One of the more interesting slogans that emerged from this summer's Israel social justice protest movement was "Jews and Arabs Refuse to be Enemies." Although this looks good on a poster, how realistic is it on the ground, particularly in the West Bank? In these disputed territories, Jewish settlers and Palestinian Arabs continue to be locked in a struggle for their countries' futures.
Frustrated with the lack of progress from direct negotiations with Israel, the Palestinian Authority has petitioned the United Nations for recognition as a member state. The Israeli government, as if acting out a part in a tragedy that has already been written, vigorously opposed what they termed a "unilateral" act and has dug in its heels. The Palestinians are not backing down either, even in the face of U.S. opposition to their UN bid, including cutting off $200 million in humanitarian aid to the Palestinians by the U.S. Congress.
As the extended diplomatic confrontation continues unabated, the mood on the ground is becoming increasingly tense, the negotiations between Israel and Hamas that led to the successful return of Gilad Shalit notwithstanding. A recent spate of mosque desecrations has now spread from the West Bank to Israel proper; the threat of possible Palestinian demonstrations looms. It is against this backdrop of increasing tensions that a nascent movement of Israeli settlers and Palestinians has come together to explore ways to communicate and co-exist. But their movement, which they call the "third way," is now struggling for its very existence.
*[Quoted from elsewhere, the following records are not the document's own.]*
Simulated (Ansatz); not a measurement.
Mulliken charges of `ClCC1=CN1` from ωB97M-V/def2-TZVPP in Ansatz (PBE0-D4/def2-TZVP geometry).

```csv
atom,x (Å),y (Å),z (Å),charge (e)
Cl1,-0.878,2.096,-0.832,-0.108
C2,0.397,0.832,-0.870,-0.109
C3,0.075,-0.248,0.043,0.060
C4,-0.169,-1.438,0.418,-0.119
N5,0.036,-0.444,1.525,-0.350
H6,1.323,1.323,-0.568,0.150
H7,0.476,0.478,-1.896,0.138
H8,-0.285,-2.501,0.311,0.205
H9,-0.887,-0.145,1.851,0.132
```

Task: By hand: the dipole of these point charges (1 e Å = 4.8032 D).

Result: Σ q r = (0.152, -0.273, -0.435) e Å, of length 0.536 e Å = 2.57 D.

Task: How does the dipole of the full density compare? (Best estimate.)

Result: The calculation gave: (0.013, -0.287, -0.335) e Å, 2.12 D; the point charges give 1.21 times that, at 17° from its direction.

These settlers and Palestinians have been meeting with each other in an effort to find a "third way" between domination and confrontation. The members of this small but slowly growing movement are pushing the norms of Israeli-Palestinian relations, often in ways that puts them at odds with their respective communities.
Rabbi Menachem Froman, the rabbi of the settlement of Tekoa, is often viewed as the spiritual father of the movement. Froman is notorious for befriending Yasser Arafat as well as meeting several times in Gaza with the wheelchair-bound, late spiritual leader of Hamas, Sheikh Yassin. Today, he is a voice of reconciliation.
Last month, as part of their "price tag" strategy designed to punish Palestinians (and now Israelis too) when the Israeli authorities don't bend to their will, settlers vandalized a mosque in the Palestinian village of Qusra following the Israeli Defense Force's demolition of illegal houses in the Migron settlement outpost. In response, Rabbi Froman visited Qusra to seek penance for the deeds done by his co-religionists. Leading the crowd in chants of "Allah Hu Akbar," the Rabbi tried to show that the two sides belong to the same land and share the same destiny, whether or not they're willing to acknowledge it.
Over the past few years, a new generation of settlers has arisen to continue on Froman's path. Two of these activists are named Nahum Pachenik and Eliaz Cohen. Much of their activism is informal and individual. There is also a similar group, called Eretz Shalom, that meets semi-regularly.
At times, in movements like this, some of the first bridge building comes from the side that's privileged -- in this case, the Israelis. Eliaz Cohen lives in Kfar Etzion, the first West Bank settlement, founded in September 1967, and has been meeting with the mukhtar of a neighboring village. He has been pushing the local Israeli government to pave the single road in the village, as well as to give locals permission to repair the village minaret, which Israel has refused to do for almost 30 years.
Eliaz believes that there's a struggle "for the soul" of the settler movement currently underway, with new thinking challenging the old zero-sum orthodoxy that has traditionally characterized relations between settlers and Palestinians. Rabbi Froman proclaims that he is "a citizen of the state of God, it's not so important who is the government." Others hold that, whatever the future political arrangement, it will ve irrelevant if Israelis and Palestinians can't learn how to live together. "Two states, three states, seven states, doesn't matter -- what matters is whatever the number of states between the Jordan River and the Mediterranean Sea, none of the models can work if there are no good relations between the people," said another settler.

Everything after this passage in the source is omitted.